# No one lives in Delaware... LUL



## Tyler Bro (Apr 27, 2012)

Well, I am forever alone.


----------



## Tyler Bro (Apr 27, 2012)

Scorpion said:


> It appears so... also i love how u say lul all the time haha


bad habit lul.


----------



## coeur_brise (Oct 7, 2004)

Dela-Where?? sorry, just wanted to make that joke.


----------



## hoddesdon (Jul 28, 2011)

Is Delaware in Africa?


----------



## jaded1973 (May 11, 2012)

Tyler Bro said:


> bad habit lul.


what does "lul" stand for? I have to say...it took me at least 2-years to finally get what "lol" stood for.


----------



## Tyler Bro (Apr 27, 2012)

sanria22 said:


> Dela-Where?? sorry, just wanted to make that joke.
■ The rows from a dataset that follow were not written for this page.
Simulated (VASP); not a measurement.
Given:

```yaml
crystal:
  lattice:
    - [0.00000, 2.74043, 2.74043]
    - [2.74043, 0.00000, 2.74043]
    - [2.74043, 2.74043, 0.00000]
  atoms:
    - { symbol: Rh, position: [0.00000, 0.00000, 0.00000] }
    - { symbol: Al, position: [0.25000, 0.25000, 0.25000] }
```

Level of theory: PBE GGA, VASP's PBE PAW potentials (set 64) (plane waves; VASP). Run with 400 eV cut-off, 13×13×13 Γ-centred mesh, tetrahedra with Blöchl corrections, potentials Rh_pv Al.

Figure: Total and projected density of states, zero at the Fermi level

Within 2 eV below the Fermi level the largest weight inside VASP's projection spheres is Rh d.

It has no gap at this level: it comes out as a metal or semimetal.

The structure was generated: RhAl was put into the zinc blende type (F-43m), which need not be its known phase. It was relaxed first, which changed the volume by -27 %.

I get that joke a lot haha...


----------



## ofeliaB (Jun 25, 2012)

Really a bad habit.


----------



## Tyler Bro (Apr 27, 2012)

ofeliaB said:


> Really a bad habit.


lul


----------



## laura024 (Aug 11, 2006)




----------



## Tyler Bro (Apr 27, 2012)

laura024 said:


>


I actually really like this song and I usually don't like acoustic songs. I'ma learn this right now! 

Thanks!


----------



## laura024 (Aug 11, 2006)

No problem. I always think of this song when someone mentions Delaware, lol.


----------